Elon Musk has gotta be one of the happiest men on Earth right now, first the Tesla Model 3 pre-orders are off the charts and now SpaceX has successfully landed a first stage out at sea after several spectacular failures.
The first Grasshopper was a F9 ('v1') first stage with all but one engine removed, and some fixed landing legs added (and a bunch of ballast to keep the TWR down. And a cowboy). The next (sometimes called F9R) was an F9 v1.1 first stage with 8 of the 9 engines removed and the landing legs fixed in place. The final grasshopper, intended for high-altitude tests, was cancelled after the successes in high altitude stage manoeuvres starting with F9 V1.1. This triple-engined core is rumoured to have been mostly constructed, and may be used as the in-flight-abort boost stage during Dragon 2 testing.Man I remember when they did tests for this with the Grasshopper rockets. That thing was so cute compared to the Flacon.
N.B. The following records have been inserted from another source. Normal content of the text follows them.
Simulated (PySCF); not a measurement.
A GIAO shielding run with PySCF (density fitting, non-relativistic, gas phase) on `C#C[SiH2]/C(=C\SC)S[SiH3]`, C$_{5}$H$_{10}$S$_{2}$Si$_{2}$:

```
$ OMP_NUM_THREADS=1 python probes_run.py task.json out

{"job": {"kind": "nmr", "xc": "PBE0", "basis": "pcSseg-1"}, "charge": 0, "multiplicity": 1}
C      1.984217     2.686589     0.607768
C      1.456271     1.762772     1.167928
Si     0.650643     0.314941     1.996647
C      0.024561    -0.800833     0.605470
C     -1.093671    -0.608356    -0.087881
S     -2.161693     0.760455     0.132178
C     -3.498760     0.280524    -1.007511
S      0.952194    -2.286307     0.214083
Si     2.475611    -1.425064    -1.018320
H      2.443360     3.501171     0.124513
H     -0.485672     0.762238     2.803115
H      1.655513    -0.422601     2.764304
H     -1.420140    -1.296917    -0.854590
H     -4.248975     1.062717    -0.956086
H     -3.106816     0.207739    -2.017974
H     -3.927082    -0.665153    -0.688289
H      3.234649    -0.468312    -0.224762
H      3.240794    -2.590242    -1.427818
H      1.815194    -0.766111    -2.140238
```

The timestamp you're looking for is 29:14. Very cool that they managed to do this first try!
Well, second try. First try with the triple-engine landing burn and no boostback burn was with SES-9, which left a hole in the ASDS.
The triple-engine burn is interesting: it starts with with all three engines ignited, then the outer two shut down so the final hoverslam is performed on only the central engine. The reason for doing a triple-engine burn rather than using just a single engine for three times longer is gravity loss: the longer you are firing for, the more time you are spending fighting gravity. This means you use less fuel burning harder for less time.